Cheap oil is unlikely to speed up recovery, International Monetary Fund (IMF) chief Christine Lagarde has warned, adding that global recovery is currently too "lopsided".

In a speech to the Council on Foreign Relations in Washington, Lagarde suggested that although growth in the US and a lower oil price has given economies a helping hand, the world is facing a "very strong headwind". "A shot in the arm [from cheap oil] is good, but if the global economy is weak on its knees, it's not going to help," she said.

Lagarde cautioned against being "more upbeat" about the prospects for the global economy.

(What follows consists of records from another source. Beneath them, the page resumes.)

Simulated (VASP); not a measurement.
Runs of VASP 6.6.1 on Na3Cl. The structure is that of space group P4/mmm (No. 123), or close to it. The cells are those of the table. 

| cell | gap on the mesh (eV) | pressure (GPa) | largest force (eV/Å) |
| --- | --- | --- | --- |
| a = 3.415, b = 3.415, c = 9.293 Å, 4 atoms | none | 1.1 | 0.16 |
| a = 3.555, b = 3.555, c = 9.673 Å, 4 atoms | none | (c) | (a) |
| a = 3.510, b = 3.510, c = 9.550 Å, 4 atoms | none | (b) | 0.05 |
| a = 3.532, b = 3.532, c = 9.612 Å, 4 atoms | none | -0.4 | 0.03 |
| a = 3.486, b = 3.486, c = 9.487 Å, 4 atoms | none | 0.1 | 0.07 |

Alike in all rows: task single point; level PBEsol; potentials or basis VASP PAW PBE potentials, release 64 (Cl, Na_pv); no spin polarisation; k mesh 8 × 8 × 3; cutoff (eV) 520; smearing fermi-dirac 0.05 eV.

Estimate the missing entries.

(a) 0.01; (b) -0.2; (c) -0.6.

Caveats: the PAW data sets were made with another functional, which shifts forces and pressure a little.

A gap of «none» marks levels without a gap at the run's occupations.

Too many countries are still weighed down by the legacies of the financial crisis, including high debt and high unemployment. Too many companies and households keep cutting back on investment and consumption today because they are concerned about low growth in the future.

The cause? "Lacklustre investment", she said.

And in the week the World Bank slashed its forecast for global economic growth Lagarde echoed its warning that the US alone cannot drive global recovery - and that if the US Fed chooses to raise rates too soon, it could "risk harm to world financial stability".

The oil price and US growth are not a cure for deep-seated weakness elsewhere.

But citing the landing of the spacecraft Rosetta on a comet late last year, she added that the global economy was likely to experience three "Rosetta moments" in 2015 - three major policy challenges that will require courageous political decision making.

The first will be the challenge of injecting new momentum into the recovery, the second will be generating "more inclusive growth", and the third will be "engendering more sustainable growth".

There are no secrets about what can engender growth. But if they are to deliver on the three Rosetta moments, they need to enhance global cooperation. They need to embrace what I have called the “new multilateralism”. This is the year when it should be put into practice.